Sheikh Hasina was found guilty after ordering a crackdown on a student-led uprising in 2024 (file image)

Former Bangladesh PM Hasina sentenced to death

· RTE.ie

A Bangladesh court has sentenced ousted Prime Minister Sheikh Hasina to death, concluding a months-long trial that found her guilty of ordering a deadly crackdown on a student-led uprising last year.

The ruling comes months ahead of parliamentary elections expected to be held in early February.

Hasina's Awami League party has been barred from contesting.

"The verdicts announced against me have been made by a rigged tribunal established and presided over by an unelected government with no democratic mandate," Hasina said in a statement issued from hiding in India.

"They are biased and politically motivated."

The International Crimes Tribunal, Bangladesh's domestic war crimes court located in the capital Dhaka, delivered the guilty verdict amid tight security.

The verdict can be appealed in the Supreme Court.

The interim government led by Nobel laureate Muhammad Yunus described it as a "historic verdict", but called for calm and warned that it would deal with any disorder.

Hasina's son and adviser, Sajeeb Wazed, said yesterday that they would not appeal unless a democratically elected government took office with the Awami League's participation.

During the trial, prosecutors told the court that they had uncovered evidence of her direct command to use lethal force to suppress a student-led uprising in July and August 2024.

Bangladesh's army personnel stand guard next to a military vehicle at the International Criminal Tribunal premises in Dhaka

After the verdict, the Bangladeshi foreign ministry called on India to extradite Hasina and former interior minister Asaduzzaman Khan Kamal, who was also sentenced to death in the same case.

India said it noted the verdict, was committed to the best interests of the people of Bangladesh and would "engage constructively", without going into more detail.

Earlier today, police clashed with protesters demanding the demolition of what remains of the house of Hasina's father in Dhaka. Much of it was destroyed last year.

Police and paramilitary forces were deployed around government buildings and the tribunal complex, and there was tight security across the capital and other major cities.

Bangladesh was tense ahead of the ruling, with at least 30 crude bomb explosions and 26 vehicles torched across the country over the past few days. There were no reported casualties.

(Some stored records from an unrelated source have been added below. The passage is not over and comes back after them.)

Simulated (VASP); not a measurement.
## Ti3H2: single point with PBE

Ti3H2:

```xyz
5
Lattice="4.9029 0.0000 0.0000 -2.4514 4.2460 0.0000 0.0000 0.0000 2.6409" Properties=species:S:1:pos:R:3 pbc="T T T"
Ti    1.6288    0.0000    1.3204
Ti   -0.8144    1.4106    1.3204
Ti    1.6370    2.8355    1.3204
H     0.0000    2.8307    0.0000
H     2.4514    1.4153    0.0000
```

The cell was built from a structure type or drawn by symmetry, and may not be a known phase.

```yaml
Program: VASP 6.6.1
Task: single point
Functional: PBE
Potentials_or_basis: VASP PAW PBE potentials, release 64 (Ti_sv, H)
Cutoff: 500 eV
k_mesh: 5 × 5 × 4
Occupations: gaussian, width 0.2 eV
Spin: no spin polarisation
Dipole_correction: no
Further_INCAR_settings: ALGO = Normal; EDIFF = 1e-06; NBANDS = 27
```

Thousands celebrate in August 2024 after the resignation of Sheikh Hasina

Hasina's son warned yesterday there could be violence if a ban on her Awami League party taking part was not lifted.

According to a United Nations report, up to 1,400 people may have been killed during the protests between 15 July and 5 August, 2024, with thousands more injured - most of them by gunfire from security forces - in what was the worst violence in Bangladesh since its 1971 war of independence.

Hasina was assigned a state-appointed lawyer for the trial but she refused to recognise the court's authority and said she rejected all charges.

"Its guilty verdict against me was a foregone conclusion," Hasina added in the statement, claiming she would be willing to attend a fresh trial outside her home nation.

"I am not afraid to face my accusers in a proper tribunal where the evidence can be weighed and tested fairly," she said.

"That is why I have repeatedly challenged the interim government to bring these charges before the International Criminal Court (ICC) in The Hague."